Calcutta, Aug. 10: The Mamata Banerjee government has drafted a bill to protect home buyers that so far appears to have refrained from following many states which have watered down central provisions.

The West Bengal Housing Industry Regulation Bill, which has been circulated but not yet tabled, is almost identical to the Real Estate (Regulation & Development) Act promulgated by the Centre. Several states had chosen to frame diluted rules under the central act but Bengal is seeking to enact a law of its own.

Following are some of the key features of the Bengal bill:

• All ongoing projects that are yet to get a completion certificate will come under purview of an authority that will regulate the segment. Each phase of a large development will be treated as an individual project requiring registration under the authority. Several states had diluted this provision by exempting ongoing projects.

• The authority will seek and upload on its web site details of a project and the record of the builder.

• The builder must rectify free of cost any structural defect detected up to five years from the date of handing over possession.

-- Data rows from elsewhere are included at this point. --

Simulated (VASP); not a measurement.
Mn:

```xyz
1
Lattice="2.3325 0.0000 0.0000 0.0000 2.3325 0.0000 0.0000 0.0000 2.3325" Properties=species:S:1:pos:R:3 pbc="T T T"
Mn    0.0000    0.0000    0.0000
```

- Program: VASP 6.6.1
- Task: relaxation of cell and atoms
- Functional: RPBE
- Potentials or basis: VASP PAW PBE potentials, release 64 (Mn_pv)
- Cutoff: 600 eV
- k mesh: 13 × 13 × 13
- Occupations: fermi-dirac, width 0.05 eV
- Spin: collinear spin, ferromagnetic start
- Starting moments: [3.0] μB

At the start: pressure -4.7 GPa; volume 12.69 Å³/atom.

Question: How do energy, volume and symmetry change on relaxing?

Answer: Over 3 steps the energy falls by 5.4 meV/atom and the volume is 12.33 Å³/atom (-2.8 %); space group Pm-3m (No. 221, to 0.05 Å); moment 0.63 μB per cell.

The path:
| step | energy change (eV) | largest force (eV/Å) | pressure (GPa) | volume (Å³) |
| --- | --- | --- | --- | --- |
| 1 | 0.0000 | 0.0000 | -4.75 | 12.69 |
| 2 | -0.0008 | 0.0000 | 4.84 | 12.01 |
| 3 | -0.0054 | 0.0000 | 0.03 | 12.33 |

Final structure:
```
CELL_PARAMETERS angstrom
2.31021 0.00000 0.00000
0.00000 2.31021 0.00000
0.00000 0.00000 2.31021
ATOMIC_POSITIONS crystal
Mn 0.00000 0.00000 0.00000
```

• Seventy per cent of the amount received from buyers in a project has to be kept in a separate bank account to cover the cost of construction. Promoter can withdraw from this account in proportion with the percentage of completion. This provision is aimed at averting diversion to other projects -- a recurring and debilitating problem.

• Apart from minor changes, any addition or alteration of sanctioned plans of building or the common area cannot be done without the written consent of two-thirds of buyers. Even if a person owns multiple flats in a project, his or her consent will be quantified as that of one person.

• If a builder fails to deliver on time and buyer wishes to withdraw from project, full refund, along with interest and compensation, will be mandatory.

• If a promoter fails to comply with provisions for registering a project with the authority, a penalty of 10 per cent of the project cost can be imposed. Failure to comply with the orders of the authority can attract a three-year jail term.

Nandu Belani, the president of the real estate body Credai Bengal said the act would bring in transparency, trust and accountability in the sector. "Developers who are compliant will exist in the long run. This will benefit the buyer and clean up the system."

"The act will come into effect when passed in the Assembly and Governor's consent received. But for all practical purpose, it will operationalise when rules are framed under the act and the Authority start functioning," said Sucharita Basu, partner of law firm Aquilaw.